It was disclosed in the record that State Farm sent a premium notice to Lax 30 days prior to November 21, 1964, and another notice was sent to him three days after November 21, 1964, informing him that if he paid the premium within 10 days of when it was due he would have continuous coverage. 23 days after November 21, 1964, State Farm sent a notice to Lax advising that his insurance had expired since the premium was not received, and “you may reinstate your insurance for six months by sending us a remittance for the amount due. Please return this form with your payment.” There was also evidence in the record presented by State Farm as to how late premium payments were handled. It was shown that if they came within 10 days, there was no lapse in coverage. If the premium payments came in after 10 and before 23 days, the policy went in force on the date payment was received and a refund was made to the policyholder for the days during which he had no coverage. If payment came in after 23 days, but before 39 days, a new policy was issued with the coverage beginning the day the premium was received. If a premium was received after 39 days, a new application had to be completed.

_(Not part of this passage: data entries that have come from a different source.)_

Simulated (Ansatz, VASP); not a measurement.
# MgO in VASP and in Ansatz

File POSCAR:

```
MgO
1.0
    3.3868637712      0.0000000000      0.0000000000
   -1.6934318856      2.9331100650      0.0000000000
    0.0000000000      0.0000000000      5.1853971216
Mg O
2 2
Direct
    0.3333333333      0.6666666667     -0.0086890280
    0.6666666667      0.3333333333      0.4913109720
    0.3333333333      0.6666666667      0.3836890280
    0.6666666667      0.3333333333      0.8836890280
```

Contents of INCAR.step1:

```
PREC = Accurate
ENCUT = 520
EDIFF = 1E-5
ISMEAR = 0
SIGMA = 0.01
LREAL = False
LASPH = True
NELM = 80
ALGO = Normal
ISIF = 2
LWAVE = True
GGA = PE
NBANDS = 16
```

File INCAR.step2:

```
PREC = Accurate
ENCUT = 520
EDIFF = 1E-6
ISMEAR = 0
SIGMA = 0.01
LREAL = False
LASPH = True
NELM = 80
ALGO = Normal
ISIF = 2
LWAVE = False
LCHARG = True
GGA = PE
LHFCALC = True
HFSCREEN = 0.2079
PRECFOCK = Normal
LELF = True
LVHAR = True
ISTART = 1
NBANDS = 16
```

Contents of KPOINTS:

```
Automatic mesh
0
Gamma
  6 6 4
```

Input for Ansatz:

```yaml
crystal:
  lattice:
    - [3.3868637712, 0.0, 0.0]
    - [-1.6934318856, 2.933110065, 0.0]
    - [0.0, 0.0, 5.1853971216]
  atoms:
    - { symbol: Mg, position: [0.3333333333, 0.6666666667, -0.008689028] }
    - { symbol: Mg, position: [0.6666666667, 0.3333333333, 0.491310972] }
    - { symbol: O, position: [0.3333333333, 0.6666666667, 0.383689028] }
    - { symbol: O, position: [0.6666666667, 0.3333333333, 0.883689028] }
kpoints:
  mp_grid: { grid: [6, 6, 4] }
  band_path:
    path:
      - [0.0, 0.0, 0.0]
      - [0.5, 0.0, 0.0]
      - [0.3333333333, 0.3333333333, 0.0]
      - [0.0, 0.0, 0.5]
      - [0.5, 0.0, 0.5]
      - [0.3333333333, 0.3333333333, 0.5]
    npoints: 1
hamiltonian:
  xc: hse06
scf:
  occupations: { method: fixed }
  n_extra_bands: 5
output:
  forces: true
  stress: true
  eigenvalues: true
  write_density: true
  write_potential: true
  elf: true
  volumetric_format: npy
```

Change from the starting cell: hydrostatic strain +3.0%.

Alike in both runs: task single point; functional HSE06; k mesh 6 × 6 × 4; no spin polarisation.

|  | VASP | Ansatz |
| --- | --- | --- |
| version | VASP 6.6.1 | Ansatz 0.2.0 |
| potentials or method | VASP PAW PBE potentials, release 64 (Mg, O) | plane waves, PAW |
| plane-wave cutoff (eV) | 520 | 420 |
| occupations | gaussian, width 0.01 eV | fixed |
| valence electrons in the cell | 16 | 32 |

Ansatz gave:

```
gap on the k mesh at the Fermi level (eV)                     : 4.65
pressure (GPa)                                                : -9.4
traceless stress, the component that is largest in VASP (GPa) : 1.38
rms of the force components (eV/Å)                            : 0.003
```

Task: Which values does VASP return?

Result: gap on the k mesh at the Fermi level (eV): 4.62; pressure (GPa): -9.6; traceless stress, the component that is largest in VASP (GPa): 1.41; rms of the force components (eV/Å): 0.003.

Payment record of Joseph Lax to State Farm over the past years showed that Lax nearly always paid late. In 1962 he paid 44 days late and a new application was taken and his new policy did not begin until 44 days *382after the premium was due on the former policy. In 1963, Lax was 12 days late and refund was made to him for the 12 days in which he did not have coverage because he failed to pay within the 10 days after the premium was due. When his policy became due on April 13, 1964, he failed to pay until May 21, 1964 (38 days late), a new policy was written beginning May 21, 1964, so that Mr. Lax was advised that he did not have coverage between April 13, 1964, and May 21, 1964. In the instant case the premium which was in dispute was due November 21, 1964, and was not paid prior to the accident on January 22, 1965, which was a total of 62 days after the due date. As we have indicated, the trial judge concluded that the State Farm policy was not in force at the time of the accident on January 22,1965.

We are confronted with an unusual case in many respects. No exact precedent has been directed to our attention nor have we been able to discover one which deals with the situation involving a tender of a premium to a company for the purpose of affording coverage where such insurance company has knowledge of the accident and loss and where the tender is made for the purpose of obtaining coverage for such loss. The closest precedent seems to be the case of Perry v. Campbell, 45 Ill App2d 271,195 NE2d 844.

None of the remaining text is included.